I found the answer to that question in this guide, written before SteamOS 3.5 entered preview, and I adapted their instructions for creating a bind-mount:

  1. Create a mount-point at /mnt/main, which is writeable (and preferrable to /run/media, at least to me)
  2. Add the partition to /etc/fstab (also writeable)
  3. In /etc/systemd/system create a main-directory.service (following the template of nix-directory.service) and main.mount (following their template for nix.mount)
  4. Instead of bothering with a third, ensure-symlinked-units-resolve.service, I instead added:
[Install]
WantedBy=sysinit.target

to both of the files created in the previous step 1. Finally, I ran sudo systemctl daemon-reload and sudo systemctl enable --now for both main-directory and main.mount and made sure everything was working and would work automatically after a reboot by, well, rebooting. 1. With that done, I ran through my usual process of removing all of my home folders with symlinks to /main:

for folder in Downloads Documents Music Pictures Videos
do
    rmdir $folder && ln -s /main/$folder
done

At the end of the day, was it really worth it to be able to access my files from /main instead of /mnt/main, especially given that most of my directories were accessible via ~/$folder anyway? No, it was not, and if a future update breaks these services, I'm not going to fix them.

Installing Nix

It's weird to me that Valve would go to all the trouble of setting up the overlay partition and the bind-mount for Nix, but not actually ship the Nix package manager itself. I guess it could be a licensing issue? Or they really want to make sure that people installing things with Nix know what they're doing?

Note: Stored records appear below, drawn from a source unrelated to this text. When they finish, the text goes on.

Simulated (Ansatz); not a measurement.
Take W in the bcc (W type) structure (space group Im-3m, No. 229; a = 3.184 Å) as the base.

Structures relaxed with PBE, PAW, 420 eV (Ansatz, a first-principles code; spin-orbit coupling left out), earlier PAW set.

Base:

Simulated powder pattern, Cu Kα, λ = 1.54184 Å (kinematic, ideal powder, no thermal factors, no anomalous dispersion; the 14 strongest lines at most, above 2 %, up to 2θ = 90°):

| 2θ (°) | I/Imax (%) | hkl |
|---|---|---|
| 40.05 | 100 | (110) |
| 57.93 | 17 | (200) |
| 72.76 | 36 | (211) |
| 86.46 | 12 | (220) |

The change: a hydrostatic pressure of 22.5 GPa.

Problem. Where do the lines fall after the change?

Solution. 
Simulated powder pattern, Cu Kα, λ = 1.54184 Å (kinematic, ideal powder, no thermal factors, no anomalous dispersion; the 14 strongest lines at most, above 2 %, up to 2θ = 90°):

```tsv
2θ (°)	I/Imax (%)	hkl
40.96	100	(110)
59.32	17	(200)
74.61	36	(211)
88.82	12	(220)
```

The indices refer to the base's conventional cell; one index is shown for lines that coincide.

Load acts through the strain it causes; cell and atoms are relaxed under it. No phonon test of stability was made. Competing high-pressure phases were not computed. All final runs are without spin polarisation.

In any case, I was honestly shocked at how easy this part was. You could follow the rest of that guide I linked in the previous section, but the Arch Wiki is actually really concise here:

  1. curl --proto '=https' --tlsv1.2 -sSfL https://nixos.org/nix/install -o nix-install.sh
  2. View the script before running it. Yes, that's definitely good practice and something I absolutely did.
  3. ./nix-install.sh --daemon
  4. Enable and start the daemon sudo sysytemctl enable --now nix-daemon

Note

For some reason, my nix-daemon still needs to be restarted after every reboot.

What essentials do I actually need to install?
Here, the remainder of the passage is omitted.